Travel security

Travel security training



Overview

People strongly believe that travel is an essential ingredient of long-lasting happiness. They want to open their lives to new paths of excitement and adventure, visit new places, experience new cultures, grow into better and happier individuals. Travel builds self-confidence, brings people closer, provides with new experiences and memories, breaks routine, and allows to meet people from all over the world. Travellers expect friendship, love, adventure, surprises.

Unfortunately, managers and employees of firms and organizations of the public and the private sector travelling abroad are main targets of foreign intelligence services (including but not limited to the intelligence service of the destination country), state-sponsored groups, the organized crime, even foreign businesses that exploit all opportunities to acquire sensitive or classified information.

The majority of safety and security related challenges during travel can be managed through security awareness and training, good planning, and sound security practices. Situational awareness is an important step. It gives a good understanding of the potential threats in the area within which people are travelling, the laws, customs, culture, events, and the impact all these have on personal safety and information security.

People travelling abroad are vulnerable due to the limited control they exercise over their immediate surroundings. Adversaries, including foreign governments and their agents, act on their own soil. Travellers are subject to the laws and regulations of the country they are visiting, and must understand that their citizenship will offer them little immunity.

A new cybersecurity culture for the business traveller is necessary. It refers to the knowledge, beliefs, perceptions, attitudes, assumptions, norms, values, and expectations regarding travel security. Managers and employees must be involved in the prevention, detection, and response to deliberate malicious acts that target systems, persons, and data.

During the past decades, firms and organizations of the public and the private sector have made substantial investments in physical and information security measures in their offices. Unfortunately, they have not improved much the security measures, including policies, procedures and training, for the professionals that travel for business. Travel security awareness for all managers and employees that have access to sensitive or confidential information is necessary, in order to make information security considerations an integral part of every business trip.

For many professionals, personal travel is not different from business travel. If they have access to sensitive or confidential information during their trip, they must follow the same information security rules.
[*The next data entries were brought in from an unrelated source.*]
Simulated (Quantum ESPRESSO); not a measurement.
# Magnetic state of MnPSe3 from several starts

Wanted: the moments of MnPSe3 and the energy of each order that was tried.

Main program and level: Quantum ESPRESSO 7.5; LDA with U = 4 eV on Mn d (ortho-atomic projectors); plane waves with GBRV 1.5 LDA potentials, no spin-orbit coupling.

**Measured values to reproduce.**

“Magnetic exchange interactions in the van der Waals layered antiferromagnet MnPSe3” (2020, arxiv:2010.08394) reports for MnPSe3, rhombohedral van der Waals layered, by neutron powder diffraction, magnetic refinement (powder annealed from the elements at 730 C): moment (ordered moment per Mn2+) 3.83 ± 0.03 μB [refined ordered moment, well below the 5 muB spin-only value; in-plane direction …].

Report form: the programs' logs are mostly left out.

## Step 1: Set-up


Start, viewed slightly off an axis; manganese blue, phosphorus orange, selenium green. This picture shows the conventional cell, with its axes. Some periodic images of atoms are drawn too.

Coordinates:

We do not have a one-size-fits-all approach to travel security training. We always tailor our training programs and develop new ones to meet specific requirements. You may contact us to discuss your needs.


Target Audience

The program is beneficial to managers and employees working in firms and organizations of the public and the private sector, having access to sensitive and confidential information, and travelling abroad.


Duration

One hour to one day, depending on the needs, the content of the program and the case studies. We always tailor the program to the needs of each client.


Instructor

Our instructors are working professionals that have the necessary knowledge and experience in the fields in which they teach. They can lead full-time, part-time, and short-form programs that are tailored to your needs. You will always know up front who the instructor of the training program will be.


Modules of our tailor-made training

Introduction.

- Important developments for business travellers.

- Understanding the challenges.

- Countries, competitors, criminal organizations, small groups, individuals, employees, insiders, service providers.

- Understanding hacktivists.

- Understanding the modus operandi of professional criminals and information warriors.

- Understanding espionage and business intelligence, counterintelligence principles, and risks from terrorism, social unrest, demonstrations, theft and robbery during a business trip.


Before the trip.

- Planning and Preparation.

- There are high risk countries, but there are no low risk countries.

- Who knows your travel plan? From family and business to the local embassy or consulate at the destination. Keep a document with every detail for every stage of your itinerary.

- Information about your destination.

- Familiarize yourself with local laws and customs in the areas you plan to travel. You are expected to obey their laws, dress standards, restrictions.

- Obtain specific pre-travel country risk assessments for the country you plan to visit.

- Plan your ground transportation and hotel arrangements in advance.

- Packing your bags.

- Prepare for a low-profile trip. Clothing, language, behavior, money and valuables, travel documents. Prefer culturally appropriate clothes.

- Mark your luggage labels only with the hotel address during your trip and your travel mobile telephone number.

- Take electronic devices and confidential documents in your hand luggage only. Never transport them in your checked baggage.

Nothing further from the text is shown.